As in other aspects of life, change is the rule in the world of wireless. Since 2010, those who use wireless microphones and similar audio tools have lost 198 MHz of UHF spectrum to public safety networks and broadband services for data-hungry smart phones--and the DTV television stations that once were spread among those frequencies are being packed into the remaining spectrum. In Dallas or Orlando, for example, only two 6 MHz bands remain open between 470–608 MHz. By the end of this year, 600-MHz broadband services will be fired up across the country, and using mics in those frequencies becomes illegal.
So how has the latest generation of wireless microphones evolved to do more with less? For more than a decade, leading wireless manufacturers have been developing technologies to provide reliable audio performance in an ever more crowded RF environment, and working with the FCC to raise their awareness of the role that wireless plays in public events, including worship services.
Innovations include new ways of detecting and avoiding interference, increasing the discrimination of wireless receivers and refining the transmission signal, widening the operating range so that the equipment can encounter and tune to clear frequencies nearly everywhere, exploring other frequency bands such as 1.9 and 2.4 GHz, taking advantage of digital transmission and DSP, and increasing spectral efficiency so that more channels can fit into the smaller swath of available frequencies. Also, RF planning software and hardware is available to help determine the layout of larger multi-channel systems.
Finding space
Most of the midrange and high-end wireless mic systems will operate over an extended bandwidth--with a typical minimum of 5-10 TV channels (30-60 MHz) and in some cases the entire 470-608 MHz legal band in the U.S. Within that spectrum, the receivers have the capability to scan the local RF environment for potentially interfering signals, then automatically suggest and set channels that avoid the interference. Some professional systems even provide backup frequencies that can be switched manually or automatically when a new source of interference arises, and can be networked to monitoring software for real-time access.
Digital or analog transmission
The past decade has brought digital transmission to the forefront, embracing the innovations from the computer and telecommunications industries and applying them to professional audio. Many of the newer systems use a digital rather than an analog FM (frequency-modulated) signal between the transmitter and receiver, though some still use FM transmission--a seasoned technology that can deliver fine sound quality and in some cases extended range.
The more predictable bandwidth of a digital audio transmission, combined with methods to minimize intermodulation among transmitted frequencies, allows more channels to be placed in a given amount of spectrum, compared to FM.
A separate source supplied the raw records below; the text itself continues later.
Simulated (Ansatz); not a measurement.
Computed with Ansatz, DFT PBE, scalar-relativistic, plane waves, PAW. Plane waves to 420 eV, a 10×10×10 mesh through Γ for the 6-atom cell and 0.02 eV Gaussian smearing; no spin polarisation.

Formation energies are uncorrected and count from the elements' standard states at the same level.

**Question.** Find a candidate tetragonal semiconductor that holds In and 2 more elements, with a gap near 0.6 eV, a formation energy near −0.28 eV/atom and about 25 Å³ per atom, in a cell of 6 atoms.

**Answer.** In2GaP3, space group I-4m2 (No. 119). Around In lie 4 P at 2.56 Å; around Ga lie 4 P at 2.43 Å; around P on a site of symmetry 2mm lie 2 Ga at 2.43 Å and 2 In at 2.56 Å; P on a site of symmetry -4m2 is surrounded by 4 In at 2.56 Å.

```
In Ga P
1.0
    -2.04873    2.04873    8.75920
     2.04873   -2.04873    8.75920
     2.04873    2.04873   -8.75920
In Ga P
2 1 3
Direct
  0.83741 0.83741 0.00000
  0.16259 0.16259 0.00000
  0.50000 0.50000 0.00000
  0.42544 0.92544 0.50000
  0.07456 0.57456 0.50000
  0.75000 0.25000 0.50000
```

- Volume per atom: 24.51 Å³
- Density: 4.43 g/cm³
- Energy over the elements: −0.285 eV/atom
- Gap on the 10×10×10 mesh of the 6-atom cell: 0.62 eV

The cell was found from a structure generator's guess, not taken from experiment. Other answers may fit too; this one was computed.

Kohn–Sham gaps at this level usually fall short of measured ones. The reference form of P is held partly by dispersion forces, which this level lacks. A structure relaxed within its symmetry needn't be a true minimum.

Since the wireless signal is replacing a physical cable, says Joe Ciaudelli of Sennheiser, “interference-free transmission is a must” when designing systems--and other considerations such as audio quality, bandwidth, and range are necessary, yet secondary, to basic reliability. The best of the contemporary wireless offerings have achieved transparent, full-bandwidth audio within that secure connection.
The more predictable bandwidth of a digital audio transmission, combined with methods to minimize intermodulation among transmitted frequencies, allows more channels to be placed in a given amount of spectrum, compared to FM. Analog systems use companding (compression and expansion) to prevent overmodulation of the wireless carrier signal--unneeded with digital. Digital audio is typically full-bandwidth and accurate. However, in higher-end analog wireless systems, the quality of the companding, including dual-band companding and other circuitry, also yields excellent audio.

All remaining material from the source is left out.